MACHINE LEARNING – Adversarial audio can be used to attack voice assistants with hidden commands
In yesterday’s New York Times, Alexa and Siri Can Hear This Hidden Command. You Can’t:
Over the last two years, researchers in China and the United States have begun demonstrating that they can send hidden commands that are undetectable to the human ear to Apple’s Siri, Amazon’s Alexa and Google’s Assistant. Inside university labs, the researchers have been able to secretly activate the artificial intelligence systems on smartphones and smart speakers, making them dial phone numbers or open websites. In the wrong hands, the technology could be used to unlock doors, wire money or buy stuff online — simply with music playing over the radio.
A group of students from University of California, Berkeley, and Georgetown University showed in 2016 that they could hide commands in white noise played over loudspeakers and through YouTube videos to get smart devices to turn on airplane mode or open a website.
This month, some of those Berkeley researchers published a research paper that went further, saying they could embed commands directly into recordings of music or spoken text. So while a human listener hears someone talking or an orchestra playing, Amazon’s Echo speaker might hear an instruction to add something to your shopping list.

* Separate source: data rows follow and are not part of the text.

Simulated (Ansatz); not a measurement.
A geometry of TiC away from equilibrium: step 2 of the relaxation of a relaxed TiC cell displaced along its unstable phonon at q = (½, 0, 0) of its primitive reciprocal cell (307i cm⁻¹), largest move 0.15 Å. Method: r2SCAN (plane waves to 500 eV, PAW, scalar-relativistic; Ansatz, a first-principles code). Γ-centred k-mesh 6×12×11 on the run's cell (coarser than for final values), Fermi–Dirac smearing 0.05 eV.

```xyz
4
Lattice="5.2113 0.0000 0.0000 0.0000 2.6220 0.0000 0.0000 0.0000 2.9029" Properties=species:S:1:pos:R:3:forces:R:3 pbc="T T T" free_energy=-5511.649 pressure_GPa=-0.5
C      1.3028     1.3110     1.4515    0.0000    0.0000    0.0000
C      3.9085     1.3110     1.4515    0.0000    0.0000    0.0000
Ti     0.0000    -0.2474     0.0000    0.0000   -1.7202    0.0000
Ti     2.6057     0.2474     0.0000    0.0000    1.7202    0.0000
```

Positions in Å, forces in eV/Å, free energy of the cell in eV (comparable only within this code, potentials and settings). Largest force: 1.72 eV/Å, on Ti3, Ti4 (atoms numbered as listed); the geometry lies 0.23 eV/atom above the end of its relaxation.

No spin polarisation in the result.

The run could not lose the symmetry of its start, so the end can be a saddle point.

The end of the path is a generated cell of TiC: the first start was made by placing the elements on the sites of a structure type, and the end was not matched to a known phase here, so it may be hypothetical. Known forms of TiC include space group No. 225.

You can also hear samples of adversarial audio and read the actual paper.
Of course, the more ubiquitous and capable networked computation becomes, the harder it gets for people to reason about attack vectors like this one. While these are vulnerabilities in the affected system and not designed features, this is reminiscent of the news a while back about smartphone apps picking up “audio beacons” embedded in TV output to track users’ exposure to advertising.